Bubbling Up: Lawrence Welk


As enamored as hipsters are with the neo-folk-pop-bluegrass wave, it’s soooo popular that, by definition, it’s got to be OVER! So, whats a self respecting hipster to do next if they shouldn’t be knee slapping anymore to TBT or are letdown when a “popular” band does something unexpected? The next hipster shiny musical object must continue that quintessential harkening back to a simpler, more earnest zeitgeist. In these VUCA filled times, nothing says banal and epic obscurity like the Lawrence Welk Show. It’s got everything. From not so subtly ironic numbers like “One Toke Over The Line” and the odd ass “Hippie” thing to more deep-hipster must haves like electronica and serious country music.

Imagine the effect when you burst into the next Co-Op board meeting wearing a polyester suit the color of fresh ketchup humming “Music to Watch Girls By.” The raised eyebrows (provided they haven’t been shaved off) will soon turn to nods of shamed agreement when you wax on about the work of color television pioneer Rose Weiss.

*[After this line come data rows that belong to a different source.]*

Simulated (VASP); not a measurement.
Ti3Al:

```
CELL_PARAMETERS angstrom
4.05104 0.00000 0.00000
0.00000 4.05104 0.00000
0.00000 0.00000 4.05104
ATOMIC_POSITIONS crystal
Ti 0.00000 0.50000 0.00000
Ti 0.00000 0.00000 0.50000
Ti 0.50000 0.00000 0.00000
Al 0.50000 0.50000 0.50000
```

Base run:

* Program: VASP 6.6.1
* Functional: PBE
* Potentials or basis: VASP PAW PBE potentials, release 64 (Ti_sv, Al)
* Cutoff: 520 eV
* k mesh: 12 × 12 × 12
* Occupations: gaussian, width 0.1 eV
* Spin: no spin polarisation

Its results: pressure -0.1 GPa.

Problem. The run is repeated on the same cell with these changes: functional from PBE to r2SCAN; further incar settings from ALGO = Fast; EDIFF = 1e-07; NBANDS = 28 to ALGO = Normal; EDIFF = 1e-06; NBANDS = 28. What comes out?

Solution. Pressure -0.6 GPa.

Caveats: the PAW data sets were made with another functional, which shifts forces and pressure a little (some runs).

Of course this next musical exploration will also give you a chance to let everyone know how important it is to support public television by organizing weekly Welk viewing parties at your favorite sports bar. Everyone should dress like their favorite Lawrence Welk Family member and show up Saturday evening at “Schmitty’s” or “Schultz’s” right at 5pm (preferably when the big game is suuuper close) and use one of these spiffy DIY hipster-tech devices to swap the channel on all the huge TVs to LW on the local public television station. Stand up and yell “WELK SESH” and start dancing like Sissy and Bobbie doing a disco number. You’ll make a bunch of new friends.

Trending Down: Banjos

Banjo Hipster Girl
Tats, Aviators, fanny pack and Banjo – OMG This is a hipster dream queen. Too bad it’s OVER!

Once the domain of the denizens of HeeHaw, Porch Savants and Pete Seeger, banjos have been been the darlings of the hipster music scene. Nothing screams “I’m a simple, modest and earnest person” like a banjo. The once height of esoteric Appalachian folk music, now is pure top-40 de rigueur and true hipsters should do the quickest Walton Mountain two-step possible as they run away. Exception is of course, Steve Martin. Anything this guy does is GOLD. He alone is probably keeping this trend actually hip in perpetuity.

Possible replacements include the samisen, Ondes Martenot and Sacbut.

Frankly, I’ve been worried for bearded hipster banjo players for sometime. The potential for getting so into an emotive rendition of Foggy Mountain Breakdown and then accidentally having ones prized lumberjack-esque facial hair becoming tangled in the blurred steel of flailing banjo strings …the horror .. the horror.  Now we cant claim OVER! on banjos yet, but as evidenced by the real science of the trend-o-tron, banjos are on a steady and slow decline.